For some reason I’m not sure anyone would understand, two students from Tahoma High School in Maple Valley, Washington decided to show their “Southern pride” by wearing confederate flags to school (apparently around their necks). School officials suspended the students for violating the school’s dress code, which explicitly bans the wearing of such flags.
Sixteen-year-old Grady says he and his friend showed up at the school Monday morning wearing Confederate flags.
“We put ours around our necks and kind of walked around with them,” said Grady, who asked we not use his last name. “It’s just a way of showing our southern pride, nothing racist at all.”
He says they did it after another student came to class wearing a Gay Pride flag.
“If he can wear his flag in support of what he believes, we figured we could do that as well,” Grady said.
But Tahoma High School has banned the flag, calling it a message of hate. And in response, the school district suspended both juniors, saying their flags upset other students and teachers.
“There were complaints from students and staff, yes,” said Kevin Patterson with the Tahoma School District.

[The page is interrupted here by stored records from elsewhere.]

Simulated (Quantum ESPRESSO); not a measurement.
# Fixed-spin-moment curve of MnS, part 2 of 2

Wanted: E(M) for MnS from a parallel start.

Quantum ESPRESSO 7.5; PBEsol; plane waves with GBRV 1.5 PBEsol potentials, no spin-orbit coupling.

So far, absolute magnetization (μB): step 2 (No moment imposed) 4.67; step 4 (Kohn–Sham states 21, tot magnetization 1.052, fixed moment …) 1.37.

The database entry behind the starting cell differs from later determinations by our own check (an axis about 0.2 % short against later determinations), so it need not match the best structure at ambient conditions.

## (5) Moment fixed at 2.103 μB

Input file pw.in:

This does not comply with the Supreme Court’s precedent in Tinker v Des Moines, however. It isn’t enough that other students or staff complain about it, student speech can only be censored if it causes a material disruption to the school (which is a terrible standard, but it’s still the law). The students are being obnoxious, of course, but that does not mean they don’t have a right to do so in this circumstance. If they file a lawsuit over this, they are likely to win it.